Once we have a serach we are happy with we need to copy the url from the browser and paste it as an argument to the requests.get() function.

After we loaded the webpage into our page variable we will pass it on to BautifulSoup to parse it into a parsing tree for us, using *html.parser*

In [0]:
page = requests.get('https://www.indeed.ca/jobs?q=data+scientist&l=Toronto%2C+ON')
soup = BeautifulSoup(page.text, 'html.parser')

soup has a function called prettify() that makes the parsing tree more human readable. We will use it to print out the information we gathered.

In [0]:
print(soup.prettify())

This is way too much information to be useful to us. We need to find a way to filter out exactly what we are looking for. A great way to do that is to take a look at the web page using **inspect** in our browser. If we right click on one of the job listings and choose **inspect** chrome will show the relevant html for that element of the website. after a bit of digging around we can see that there is a common keyword for al the jobs in the result list. they all have class *jobsearch-SerpJobCard*. We can use that to get only the information on the cards.

In [0]:
jobcards = soup.find_all(class_ = 'jobsearch-SerpJobCard')

In [0]:
print(jobcards)

In [0]:
len(jobcards)

Using the same method we can single out specific information in each job card. We will grab these details and put it into a Dictionary.

In [0]:
jobDict = []

for card in jobcards:
  links = card.find_all('a')
  jobtitle = None
  for link in links:
    if(link.get('data-tn-element') == 'jobTitle'):
      jobtitle = link.get('title')
  print(jobtitle)
  company = card.find(class_='company')
  companylink = company.find('a')
  if companylink:
    companyName = companylink.contents[0].strip()
  else:
    companyName = company.contents[0].strip()
  print(companyName)
  location = card.find(class_='location').contents[0].strip()
  print(location)
  jobDict.append([companyName, jobtitle, location])
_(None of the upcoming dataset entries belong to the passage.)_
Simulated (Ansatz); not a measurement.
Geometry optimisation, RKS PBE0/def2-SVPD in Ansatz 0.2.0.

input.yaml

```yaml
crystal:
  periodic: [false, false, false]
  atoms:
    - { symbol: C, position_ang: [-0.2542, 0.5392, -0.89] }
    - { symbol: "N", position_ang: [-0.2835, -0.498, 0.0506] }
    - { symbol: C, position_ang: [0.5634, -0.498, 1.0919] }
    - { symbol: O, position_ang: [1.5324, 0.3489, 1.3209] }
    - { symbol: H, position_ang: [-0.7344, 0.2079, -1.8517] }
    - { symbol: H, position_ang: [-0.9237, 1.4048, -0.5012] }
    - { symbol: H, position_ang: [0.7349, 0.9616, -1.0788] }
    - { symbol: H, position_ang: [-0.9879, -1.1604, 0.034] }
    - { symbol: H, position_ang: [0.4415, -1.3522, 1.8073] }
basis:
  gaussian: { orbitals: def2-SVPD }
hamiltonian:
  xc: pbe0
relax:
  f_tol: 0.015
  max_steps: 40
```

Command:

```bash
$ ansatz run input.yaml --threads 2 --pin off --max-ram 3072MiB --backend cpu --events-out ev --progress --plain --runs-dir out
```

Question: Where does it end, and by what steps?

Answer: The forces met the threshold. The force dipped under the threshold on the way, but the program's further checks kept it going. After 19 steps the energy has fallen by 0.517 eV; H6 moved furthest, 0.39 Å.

Now we can load the dictionary into a pandas dataframe to display it in an orderly fashion. A Pandas dataframe makes it easy to do further analysis on the data.

In [0]:
jobTable = pd.DataFrame(jobDict, columns=['Company', 'JobTitle', 'Location'])
jobTable

We can use the pandas data frame to find only the jobs in the result list that has the title **Data Scientist**

In [0]:
jobTable.loc[jobTable['JobTitle']=='Data Scientist']